Tilt Brush adds Sketches for non-VR browsing

Tilt Brush

Tilt Brush [official site] was, hands down, one of the best things in VR last year, but given the VR platform means a smaller potential player-base it’s got that challenge of “How do I share any of this cool stuff with people not wearing VR headsets?” That’s where the new Sketches gallery comes in, letting you peer at people’s creations using a regular browser.

Tilt Brush had various functions for sharing creations already – I remember making gifs of my tree project and then tweeting those, plus you could pluck creations other people had built from the library in-game and watch them play out. But in terms of a more integrated project I think you were limited to exporting things to third-party sites 3D content sharing sites like SketchFab. There are also tools which let you export creations for use as art in games and other projects.

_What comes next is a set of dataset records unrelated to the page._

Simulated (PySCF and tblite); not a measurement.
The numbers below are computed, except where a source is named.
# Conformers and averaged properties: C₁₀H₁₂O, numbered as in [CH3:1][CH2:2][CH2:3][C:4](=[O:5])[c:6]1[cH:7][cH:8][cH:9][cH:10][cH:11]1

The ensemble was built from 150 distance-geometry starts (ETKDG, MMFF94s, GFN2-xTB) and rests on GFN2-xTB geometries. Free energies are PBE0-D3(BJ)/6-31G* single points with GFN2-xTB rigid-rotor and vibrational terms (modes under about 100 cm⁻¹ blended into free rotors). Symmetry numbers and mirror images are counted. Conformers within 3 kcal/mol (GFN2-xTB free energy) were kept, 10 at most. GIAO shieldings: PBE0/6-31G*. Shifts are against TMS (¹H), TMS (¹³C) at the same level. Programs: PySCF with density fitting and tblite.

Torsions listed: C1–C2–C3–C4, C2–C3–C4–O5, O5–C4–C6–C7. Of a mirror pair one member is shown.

Sketches rolled out yesterday with the note:

“Starting today, you can share Tilt Brush sketches directly to an online gallery. Sketches can be viewed at tiltbrush.com/sketches — and sketches you ‘like’ on the web will show up in your sketchbook in Tilt Brush.”

You need to be logged in with a Google account to actually utilise the sketch-to-sketchbook flow, by the way, and it’s interesting how they have linked liking to using because liking stops being a function of approval and becomes intertwined with usefulness to your own practice. I’m not saying that as a criticism, just an observation that it forces the remixer to acknowledge the original work in a way that isn’t enforceable in other types of licensing. It also glosses over the complex reasons you might want to remix something by trading that dialogue for a “like” function. Same issue as with any of the super-popular forms of social media, really. I’m not sure what happens with the work marked as not remixable and you like it, though. Presumably you can only look at it in the app rather than reworking it or incorporating it into your own ideas.

The full release notes are here and detail changes to environmental effects and lighting as well as others.

If you’re interested in some of the work people are doing with the toolset or the effects you can achieve I’ve made some gifs:

Garden by Andrea Zvinakis

The gif doesn’t really do it justice (but the embed code won’t work and it’ll probably make mincemeat out of your browser if you’re on a phone anyway) but it shows how some of the colour effects make a painting pulsate in a really interesting way. It has a kind of heartbeat.

Kingfisher and Pond by Peter Shearer

Let’s just ignore the fact that this doesn’t quite loop (even though you can’t because it’s so irritatingly close to looping and ARGH) and concentrate on the fact that it’s a lovely, lovely kingfisher.

Opera Diva by Olga Nabatova

Olga has a lot of cool stuff on Tilt Brush but this one is so lovely and expressive. It’s Adam’s favourite, although I’d also suggest checking out her Blue Jay and the Snowdrops. The use of the swirl effects on these Dragonflies is really interesting too.

3 Comments

  1. pH101 says:

    Unfortunately, I couldn’t see a way to view them using google cardboard. Yes, I actually have a google cardboard. Feels like a bit of a wasted opportunity.

    • Polytope says:

      Sometimes you need to refresh the page for the cardboard button to show up, but there is one!

  2. Premium User Badge

    naam says:

    While I applaud and enjoy the move by Tiltbrush, there’s already an absolute wealth of VR art to be enjoyed over at Sketchfab – in VR if you run Chromium (or some other web-vr enabled browser).

    Blatantly linking to my personal favorite tool above, ever so sorry : ). There’s loads more besides that! Quill leads to less “flashy” work, Tiltbrush is a bit limiting on the tooling side (no full rotation, no endless zoom, hard to adjust strokes once placed).